Hey friends,
I feel like the Blog hub is just of my random thoughts, so here is another one.
Unfortunately, I won’t be able to make it to the lecture tomorrow so I know that I am going to have missed so much, but I hope that what i have gotten from my reading, is good enough.
I want to start off by saying that when I saw this book for the first time, I was apprehensive and nervous that it would be a boring philosophical book that I would loath, but instead I found a very well laid out, and thought provoking book.
I have discovered that I enjoyed reading books about history, not fictitious but actually examining it. Last year I read The Rape of Nanjing and all I can say is that I was blown away by it.
My one criticism with this book was that the back teaser didn’t actually describe what the book was about. Although both the Alamo and the Holocaust were aspects of this book, it was Haiti that was the prime example so I felt that should’ve been touched on. But whatever.
I think for this blog I will post some of my favorite quotes and discuss.
1) One will not castigate long-dead writers for using the words of their time or for not sharing ideological views that we now take for granted. (82)
For the last few years I have been attempting to make this argument and finally Trouillot made it clear. Oftentimes, we try to bring the past into the present, but it doesn’t work. It may still be relevant, but we shouldn’t judge the writer based on our own ideals. Take Shakespeare and how people call him anti-Semitic because of his portrayal of Shylock in The Merchant of Venice. Sure it is awful how Shylock is made fun or and made to be the villain, but that was the time period in which he wrote. Everyone was like that.
2) The Marseillaise was also a cry against ‘slavery’ (86)

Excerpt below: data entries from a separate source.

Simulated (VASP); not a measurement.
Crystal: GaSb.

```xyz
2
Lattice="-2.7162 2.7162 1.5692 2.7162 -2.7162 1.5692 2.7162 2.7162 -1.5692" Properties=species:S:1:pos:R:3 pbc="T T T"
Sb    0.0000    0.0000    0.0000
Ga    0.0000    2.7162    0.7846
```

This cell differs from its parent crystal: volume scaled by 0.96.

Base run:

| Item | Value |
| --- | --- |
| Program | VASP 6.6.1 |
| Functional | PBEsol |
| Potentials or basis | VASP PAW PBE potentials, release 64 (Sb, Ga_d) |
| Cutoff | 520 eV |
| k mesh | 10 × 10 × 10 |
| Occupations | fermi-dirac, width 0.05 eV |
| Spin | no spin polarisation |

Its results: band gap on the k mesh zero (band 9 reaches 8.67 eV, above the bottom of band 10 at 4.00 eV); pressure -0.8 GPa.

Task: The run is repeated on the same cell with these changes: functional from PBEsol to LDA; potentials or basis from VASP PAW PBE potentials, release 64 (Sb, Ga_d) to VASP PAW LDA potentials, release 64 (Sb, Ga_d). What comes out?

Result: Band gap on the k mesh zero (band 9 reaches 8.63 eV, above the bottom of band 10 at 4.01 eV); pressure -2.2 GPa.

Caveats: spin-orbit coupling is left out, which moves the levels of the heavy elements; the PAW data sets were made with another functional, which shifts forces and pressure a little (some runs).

This quote really made me think about our society and how we are all enslaved by something. Electronics, other people, ourselves. I know I am enslaved in trying to be the ‘best’ and outdoing others. I get so wrapped up in myself that i lose sight of what really matters. It also makes me think that the world will never allow us to escape the bonds of something – we will never be truly free!
3) Survivors carry history on themselves (149)
This quote is referencing the Holocaust (Shoah) and Slavery in America and instantly I thought of one of the most interesting dialogues in my favorite play The History Boys By Alan Bennet (P.S read it and be prepared to laugh, cry and die). They are having a discussion about whether the Holocaust should be taught in schools and how the extermination camps are now hosts to tourist groups and people taking group photos in front of the sleeping barracks and getting sodas next to the gas chambers and the jewish student, Posner says something along the lines that “You haven’t lost your family in it” For him, the Shoah is something very really and pertinent. He didn’t survive it, but the wounds of his family will always plague him. The teacher in response says
“But this is History. Distance yourselves. Our perspective on the past alters. Looking back, immediately in front of us is dead ground. We don’t see it, and because we don’t see it this means that there is no period so remote as the recent past. And one of the historian’s jobs is to anticipate what our perspective of that period will be… even on the Holocaust.”
As always, I have run out of things to discuss. I really enjoyed this book and it was very thought provoking. Looking forward to seeing what the essay topics are.
some great quotes about history to think of
1) Headmaster: There’s a vacancy in history.
Tom Irwin: [Thoughtfully] That’s very true.
Headmaster: In the school.
Tom Irwin: Ah.
2) Mrs. Lintott: History is a commentary on the various and continuing incapabilities of men. What is history? History is women following behind with the bucket.
3)Mrs. Lintott: The smallest of incidents… the junction of a dizzying range of alternatives… any one of which could have had a different outcome.
Seamus
Great post, Seamus! I haven’t heard of The History Boys, but I will check it out. Maybe it would even be good for Arts One sometime! The quotes are fantastic. My favourite is maybe the third one, because it suggests to me how complex the workings of human events are, how unpredictable and messy, and yet when we tell histories we make them (perhaps necessarily) more simple. Of course, we couldn’t just include all the messiness and have it make sense, so we have to leave things out. But when we look at the present and the future we can realize how artificial that is because these are clearly not so straightforward; things don’t move in a nice story arc until we create that arc looking back. History seems fixed because it appears that it is no longer in process, while the present and future are.
But then one of Trouillot’s points is that even what seems “past” is not fully past insofar as what we take it to be changes with interpretations and narrations that may be repeated, reworked in various “presents” due to what people are concerned about at those times. So really, one might say that the past is still in process too.
Thanks for the thoughts.
I really enjoyed this book because I thought it was a nice balance of History, literature and yes, philosophy. I never felt like Trouillot was TRYING to convince me of his opinions, but rather we were having a conversation (with me being silent)
History Boys is my go to database for epic quotes!